[libfabric-users] verbs questions, problem with fi_connect

Arne arnestruck at astruck.de
Tue Oct 27 13:46:13 PDT 2020


Hello, it is me again.

Maybe some code can help a more experienced person to spot my fault 
(mostly skipped unrelevant error handling and combined definition and 
init for brevity):


fi_getinfo(FI_VERSION(1, 11),

                "10.0.10.4",
                "4711",
                FI_NUMERICHOST,
                msg_hints*,
                &info);

That info is used for creating fabric, domain, and endpoint (ep) of the 
client side, msg_hints entries in prior message.

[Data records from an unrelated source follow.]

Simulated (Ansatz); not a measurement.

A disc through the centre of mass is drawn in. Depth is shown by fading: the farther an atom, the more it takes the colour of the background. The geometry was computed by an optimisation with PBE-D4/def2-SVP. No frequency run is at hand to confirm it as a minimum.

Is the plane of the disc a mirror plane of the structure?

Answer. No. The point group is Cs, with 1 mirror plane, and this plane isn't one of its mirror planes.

from connection function (connection_data is 38 byte Buffer for a UUID, 
ep and event_queue are associated):

uint32_t* event;

size_t event_entry_size = sizeof(struct fi_eq_cm_entry) + 128;

void* event_entry = malloc(event_entry_size);

struct fi_eq_err_entry* event_queue_err_entry;

struct sockaddr_in* address = malloc(sizeof(struct sockaddr_in));


address = malloc(sizeof(struct sockaddr_in));

address->sin_family = AF_INET;

address->sin_port = htons(4711);

inet_aton("10.0.10.3", &address->sin_addr);


fi_connect(ep, address, (void*)con_data, sizeof(struct JConData));

error = fi_eq_sread(event_queue, event, event_entry, event_entry_size, 
-1, 0);

if (error < 0)

{
      if (error == -FI_EAVAIL)
      {
         error = fi_eq_readerr(event_queue, event_queue_err_entry, 0);
         if (error < 0)
         {
                 g_critical("\nError occurred reading 
Eq.\nDetails:\n%s", fi_strerror(abs(error)));
          }
          else
          {
                 g_critical("\nError Message on Event 
Queue.\nDetails:\n%s", fi_eq_strerror(event_queue, 
event_queue_err_entry->prov_errno, event_queue_err_entry->err_data, 
NULL, 0));
           }
       }

}

Last g_critical resulst in the Unkown Error -8.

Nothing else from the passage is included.